Those are all technicalities, and don’t apply to individuals. None of it, in reality, is the measure of cognitive development. Or emotional maturity. It’s just a date on a piece of paper that sets a standard to provide some common rights for all citizens.
So meanwhile, Sarah’s finding the real balance of what she wants to do on her own, and what she wants to share with us, her family.
And I’m learning to step back. Hold my breath. Wait.
I’ve done it before – let go as a child journeyed where I couldn’t follow — in different, more permanent ways, when my youngest child Jessie died.
Trust me that Sarah’s coming and going, her impending departure to college, and my own acclimation to being the parent of a grown daughter, is not the same. It is a separate and equally important experience. This way of letting go is a healthy and natural step for all mothers and children.
Natural. Also, messy. Imperfect. Sometimes heart-breaking. Other times exhausting. Exhilarating, for each of us, in different ways. Always a work in progress, as boundaries and expectations change. Hard to do. Yet desirable.
For each of us, her departures and returns are steps in a bigger journey. The transformation toward a different, more mature relationship.
I believe … I hope … that we will be mother and daughter, but also friends, on the other side of this evolution, this change, this transition. There’s so much I admire and respect about my daughter. Conversations we’ve already had. Others I hope we’ll have. Experiences we have shared, and others yet to come.
So when she came home yesterday? Well, Chris was stationed in the car in the parking lot, while I was in the airport, looking for Sarah. Sarah and I somehow missed each other, and she found dad first. Loaded her bags into the car. By the time I got back, everyone was buckled in place, ready to go home.
There she was, Sarah sitting in the back of the car, me in the front. I turned around, said hello, welcome home, over the headrest. Huh. We were divided by seats and belts, by knees and elbows, by the need to get out of the parking garage, and by just plain awkwardness.
The moment to greet each other had passed, a missed opportunity. Sigh. Oh, well.
Then when we stopped to eat dinner on the way home? She didn’t sit down in the booth right away. Instead, she stood there, and reached out with both arms.

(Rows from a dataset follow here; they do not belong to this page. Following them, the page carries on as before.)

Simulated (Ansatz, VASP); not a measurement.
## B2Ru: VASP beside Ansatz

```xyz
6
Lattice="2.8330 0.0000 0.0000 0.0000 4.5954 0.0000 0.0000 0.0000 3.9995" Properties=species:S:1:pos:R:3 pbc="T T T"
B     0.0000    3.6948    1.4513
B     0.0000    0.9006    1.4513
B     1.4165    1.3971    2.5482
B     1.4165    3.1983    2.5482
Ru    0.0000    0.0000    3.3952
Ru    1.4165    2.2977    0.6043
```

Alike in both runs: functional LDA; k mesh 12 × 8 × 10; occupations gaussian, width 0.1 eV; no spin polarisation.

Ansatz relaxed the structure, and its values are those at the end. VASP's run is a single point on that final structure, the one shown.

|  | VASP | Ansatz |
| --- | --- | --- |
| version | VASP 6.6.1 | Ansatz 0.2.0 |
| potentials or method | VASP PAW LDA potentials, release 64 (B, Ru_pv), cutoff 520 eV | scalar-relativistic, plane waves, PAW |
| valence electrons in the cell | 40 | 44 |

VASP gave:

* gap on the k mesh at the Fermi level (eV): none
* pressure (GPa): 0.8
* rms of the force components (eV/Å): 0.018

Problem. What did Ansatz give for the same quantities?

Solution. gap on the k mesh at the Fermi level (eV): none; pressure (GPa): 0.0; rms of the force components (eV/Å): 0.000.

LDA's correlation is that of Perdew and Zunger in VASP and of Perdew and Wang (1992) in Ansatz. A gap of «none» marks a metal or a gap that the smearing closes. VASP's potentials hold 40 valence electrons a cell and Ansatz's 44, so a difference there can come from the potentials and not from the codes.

Asked me, “Can I have a welcome home hug from you?”
Wow. My daughter.
In that moment, right there? Such grace. Such insight. Such good ways of saying out loud what she needs, laying claim to what is healthy in a relationship, and then doing something about it.
I loved that embrace. That Sarah wanted it. That we both needed it. That she asked aloud for it.
I loved that we held on tight, for a long moment, and connected without words. Sometimes words liberate us. But sometimes words get in the way.
Meanwhile, that welcome home hug? For me, it was the best part of her immediate homecoming.
That hug said just about everything that really mattered.